Balancing Stage and Servers
During my theatre scholarship, most of my classmates were memorizing lines or rehearsing scenes. I was doing that too — but between classes and late-night rehearsals, I was also tinkering with a Raspberry Pi, setting up Plex servers, and trying (and failing) to run a Minecraft world for friends.
On stage, timing and presence mattered. Behind the screen, so did uptime and configuration. Balancing both worlds meant I was constantly moving between scripts and scripts — one in Final Draft, the other in Bash.
The Juggling Act
Coursework wasn’t light. Theatre demanded long hours, group rehearsals, and emotional energy. IT projects demanded patience, documentation, and trial and error. My weekends became experiments in context switching:
- Plex servers: Organizing media libraries and teaching myself networking basics.

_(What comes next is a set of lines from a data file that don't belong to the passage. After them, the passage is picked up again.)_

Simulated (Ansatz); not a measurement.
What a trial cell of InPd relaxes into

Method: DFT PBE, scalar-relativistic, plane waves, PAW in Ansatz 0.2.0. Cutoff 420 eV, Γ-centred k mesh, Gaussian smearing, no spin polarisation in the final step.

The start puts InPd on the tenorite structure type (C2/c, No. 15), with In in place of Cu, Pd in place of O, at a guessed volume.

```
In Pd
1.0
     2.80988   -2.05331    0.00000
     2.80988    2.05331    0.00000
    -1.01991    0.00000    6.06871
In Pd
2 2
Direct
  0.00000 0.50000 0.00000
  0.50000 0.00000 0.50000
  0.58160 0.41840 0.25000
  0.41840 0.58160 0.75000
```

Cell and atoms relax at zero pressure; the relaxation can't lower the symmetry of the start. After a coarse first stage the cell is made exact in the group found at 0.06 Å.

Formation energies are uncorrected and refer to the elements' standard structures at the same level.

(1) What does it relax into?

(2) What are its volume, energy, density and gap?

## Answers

- Minecraft hosting: Learning about ports, memory allocation, and why uptime matters.
- VPN setup: Wrestling with routers, firewalls, and the joy of finally connecting remotely.
“Theatre taught me how to perform under pressure. IT projects taught me how to debug under pressure.”
Lessons from Both Worlds
Documentation Matters
Just like keeping a prompt book in stage management, writing down configs and commands saved me from repeating the same mistakes twice.
Empathy in Tech
Theatre is about understanding people. IT support is the same — whether it’s helping a peer connect to my Minecraft server or calming a frustrated classmate when the VPN broke.
Systems Thinking
Plays only work when the lighting, sound, and actors sync up. Servers only work when networking, storage, and security play their parts. Both taught me to think about the system, not just the piece in front of me.
Looking Back
At the time, it felt like I was just splitting myself in two — drama kid by day, IT tinkerer by night. But looking back, the overlap was clear. Both disciplines required patience, presence, and the ability to keep calm when things went off-script.
Those early side projects weren’t just distractions from coursework. They were the beginning of a systems mindset that carried into later work in IT and DevOps. And honestly? Hosting a Minecraft server that didn’t crash was just as satisfying as pulling off a standing ovation.